Florence: she can be a cruel mistress

Ciao a tutti –

Been on a weeklong blog hiatus as we continue to organize various components of our daily life in Italy, combined with Jason’s madcap travel schedule that has had him thither and yon, all over the Amalfi coast, and North Carolina (which, I hear, is just like the Amalfi), and tomorrow, Athens. He’ll then have a breather until November so that we can settle in.

Fortunately, here we have an incredible babysitter named Chanusha who is from Sri Lanka, and who has been living in Florence for almost 20 years now. She most recently nannied for a new colleague of Jason’s for eight years, and prior to that, for another Italian family for ten years. She has got it down. Her help has been invaluable these past two weeks as she has put in extra and weekend hours to make sure that our piccoli and me stay fed and clean and properly provisioned with fresh air at appropriate child and adult intervals. She does all this while remaining calm and friendly. She also makes an incredible frittata ai zucchini, and made us her home food yesterday for dinner, which was a toothsome biryani with a fresh ginger-mint paste. I hope she likes us, because we love her!

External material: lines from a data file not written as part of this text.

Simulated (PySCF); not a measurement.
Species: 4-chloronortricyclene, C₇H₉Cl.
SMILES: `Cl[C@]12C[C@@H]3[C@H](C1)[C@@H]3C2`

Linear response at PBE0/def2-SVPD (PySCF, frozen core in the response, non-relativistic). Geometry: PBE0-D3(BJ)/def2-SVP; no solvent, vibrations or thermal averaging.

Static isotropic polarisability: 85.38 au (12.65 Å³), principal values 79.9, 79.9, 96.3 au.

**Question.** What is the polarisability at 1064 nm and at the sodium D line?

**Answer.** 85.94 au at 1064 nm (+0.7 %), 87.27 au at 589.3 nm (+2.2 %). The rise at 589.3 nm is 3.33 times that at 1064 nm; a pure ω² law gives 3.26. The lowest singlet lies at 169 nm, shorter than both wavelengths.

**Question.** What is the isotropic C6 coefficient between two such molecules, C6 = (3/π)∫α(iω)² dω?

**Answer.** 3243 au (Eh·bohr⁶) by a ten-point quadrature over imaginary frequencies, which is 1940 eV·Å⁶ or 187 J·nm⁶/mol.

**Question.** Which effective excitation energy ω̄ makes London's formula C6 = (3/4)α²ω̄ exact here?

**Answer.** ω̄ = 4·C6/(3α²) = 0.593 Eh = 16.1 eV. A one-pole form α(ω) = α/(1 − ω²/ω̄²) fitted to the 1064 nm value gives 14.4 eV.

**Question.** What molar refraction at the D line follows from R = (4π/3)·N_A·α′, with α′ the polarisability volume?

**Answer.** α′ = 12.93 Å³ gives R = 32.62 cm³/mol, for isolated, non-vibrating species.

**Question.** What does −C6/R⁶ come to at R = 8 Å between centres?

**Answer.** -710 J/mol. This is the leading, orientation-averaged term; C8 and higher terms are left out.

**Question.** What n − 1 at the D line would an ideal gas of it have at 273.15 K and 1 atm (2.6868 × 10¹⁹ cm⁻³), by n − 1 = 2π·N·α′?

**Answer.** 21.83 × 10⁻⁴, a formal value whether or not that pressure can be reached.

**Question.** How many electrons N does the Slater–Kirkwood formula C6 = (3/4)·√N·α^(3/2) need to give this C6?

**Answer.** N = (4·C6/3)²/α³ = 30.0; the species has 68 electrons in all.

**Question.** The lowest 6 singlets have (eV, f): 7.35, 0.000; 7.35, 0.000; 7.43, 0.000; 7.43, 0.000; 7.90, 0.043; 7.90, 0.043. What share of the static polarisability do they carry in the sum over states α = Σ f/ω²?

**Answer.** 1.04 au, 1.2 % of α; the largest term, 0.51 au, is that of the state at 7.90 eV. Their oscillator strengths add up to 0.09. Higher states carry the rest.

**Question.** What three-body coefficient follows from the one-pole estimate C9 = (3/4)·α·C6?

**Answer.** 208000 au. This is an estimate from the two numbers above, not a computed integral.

Eleanor is picking up Italian faster than I can gulp an espresso. She was on a major language kick already this summer in Spokane, and now has switched horses to il cavallo italiano. “Sì” has almost completely replaced “yes,” and “eccola!” is now her exclamation of choice whenever she finds a toy she wants. She started full days at nido last Wednesday, and seems okay with it, except at morning dropoff when those one-year-old Italian boys raise a fuss like you would not believe as they are encouraged to give their mamme a bacio. My favorite new things she does: stands in front of my laptop when I stream YouTube videos of arias, and warbles like a little songbird, trying to match notes when she can, occasionally exclaiming, “pretty, pretty.” I think we may have another mezzo on our hands…

Victor tried out yesterday for calcetto (soccer) at school. “Tryout” is a generous term. I think they just wanted to make sure he’d seen a ball before. Victor reported yesterday evening that he “put on a shirt with a collar, that was red. Then, with three other boys, we kicked a ball to a bigger guy, who kicked it back to us.” He loves his teachers at school, the winning Ilaria and Sabrina, who are both positively brimming with joyful energy.

What’s my experience so far? Mixed but heady, frustrations alternating frequently with poignant breathers or glimpses of beauty. For example:

  • Tough expat crowd difficult to break into for friends.
  • Piazza Santissima Annunziata glittering with puddles after an early morning shower.
  • Italians stopping to ask me for instructions in town.
  • Ambient loudness at the Sprachcaffè.
  • Excellent vini sfusi (bulk wine) at various sfusi a stone’s throw from our apartment.
  • No sleep or poor sleep.
  • Invariably restoring cappucini and pastry.
  • Minimal sense of community thus far.
  • Italians very friendly in general. And a couple excellent friends on the ground here.

Florence, you may toss your head at me when you wish. I know you’re well bred, and come from money, even if your nobility is a bit down at heel. I am taking notes, and watching you. There are passing moments when I feel as though I have stepped into a time machine and taken myself back to 1993 Santiago Spain, or 1995 Strasbourg France, living in the historic center as we do. I close my eyes and get a whiff of bus exhaust, cigarette, discarded mop water, perfume, and wet flagstones, and I am transported. Who in life gets this opportunity? Florence, I will bear your hasty snubs, and meet them with good cheer. After all, you’re sharing almost everything with me.

 Via dei Servi – façade detail

                                                                Just a regular door.                                                                              
Victor was angling for some Minions espresso cups on Sunday.
 The Great Synagogue around the corner.

Duomo detail.
Feeling worn? Restore with an aperitivo.